I have a fairly straight forward question & i'm hoping there's a very simple answer that I just haven't stumbled upon yet.
I'm attempting to use tidyr::separate()
to create two columns within a data.frame from a single character string column (using a comma as a delimiter). The issue is that the data has multiple commas; however, there are quotes around the left-most column. Is there a way to separate this value into two columns while respecting the contents within the quotes?
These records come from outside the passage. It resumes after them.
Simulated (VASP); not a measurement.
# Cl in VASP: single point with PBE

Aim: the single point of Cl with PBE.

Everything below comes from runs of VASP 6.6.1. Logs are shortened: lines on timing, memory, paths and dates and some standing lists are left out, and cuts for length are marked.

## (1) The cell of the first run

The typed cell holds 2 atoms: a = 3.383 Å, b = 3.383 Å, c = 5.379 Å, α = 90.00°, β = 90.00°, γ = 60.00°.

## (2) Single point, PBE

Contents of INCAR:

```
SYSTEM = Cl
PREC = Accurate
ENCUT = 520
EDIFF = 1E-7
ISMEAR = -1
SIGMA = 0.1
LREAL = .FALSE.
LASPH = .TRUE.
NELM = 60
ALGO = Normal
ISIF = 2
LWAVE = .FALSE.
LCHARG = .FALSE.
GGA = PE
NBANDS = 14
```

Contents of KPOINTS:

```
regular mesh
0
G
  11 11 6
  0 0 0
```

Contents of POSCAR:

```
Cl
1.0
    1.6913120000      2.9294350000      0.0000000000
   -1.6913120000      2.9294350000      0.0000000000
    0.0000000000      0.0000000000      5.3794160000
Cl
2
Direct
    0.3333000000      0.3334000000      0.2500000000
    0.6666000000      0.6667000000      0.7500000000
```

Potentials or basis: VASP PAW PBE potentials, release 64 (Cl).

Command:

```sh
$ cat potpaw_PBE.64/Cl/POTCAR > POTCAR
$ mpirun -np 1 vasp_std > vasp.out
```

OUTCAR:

#trying to re-create the issue
band_members <- data.frame(col = paste0('"Paul,George,John,Ringo','"',',','Beatles'))
print(band_members)
----------------------------------
col
----------------------------------
"Paul,George,John,Ringo",Beatles
----------------------------------
#trying to separate
new_dat <- band_members %>% tidyr::separate(col = col,into = c('members','band'),sep = ',')
print(new_dat)
------------------
members band
--------- --------
"Paul George
------------------
^ This is not ideal. What I'd like (below):
------------------------------------
members band
-------------------------- ---------
"Paul,George,John,Ringo" Beatles
------------------------------------
Any help would be greatly appreciated!
CodePudding user response:
If format is always like "members",band
, using sep = '",'
instead of ","
may helps.
band_members %>%
tidyr::separate(col = col,into = c('members','band'),sep = '",') %>%
mutate(members = paste0(members, "\""))
members band
1 "Paul,George,John,Ringo" Beatles
CodePudding user response:
You can use tidyr::extract()
rather than separate
, and then it's just a case of finding the right regex:
band_members %>%
extract(col, c("members", "band"), "^\"(.*?)\",(.*?)$")
Result:
members band
1 Paul,George,John,Ringo Beatles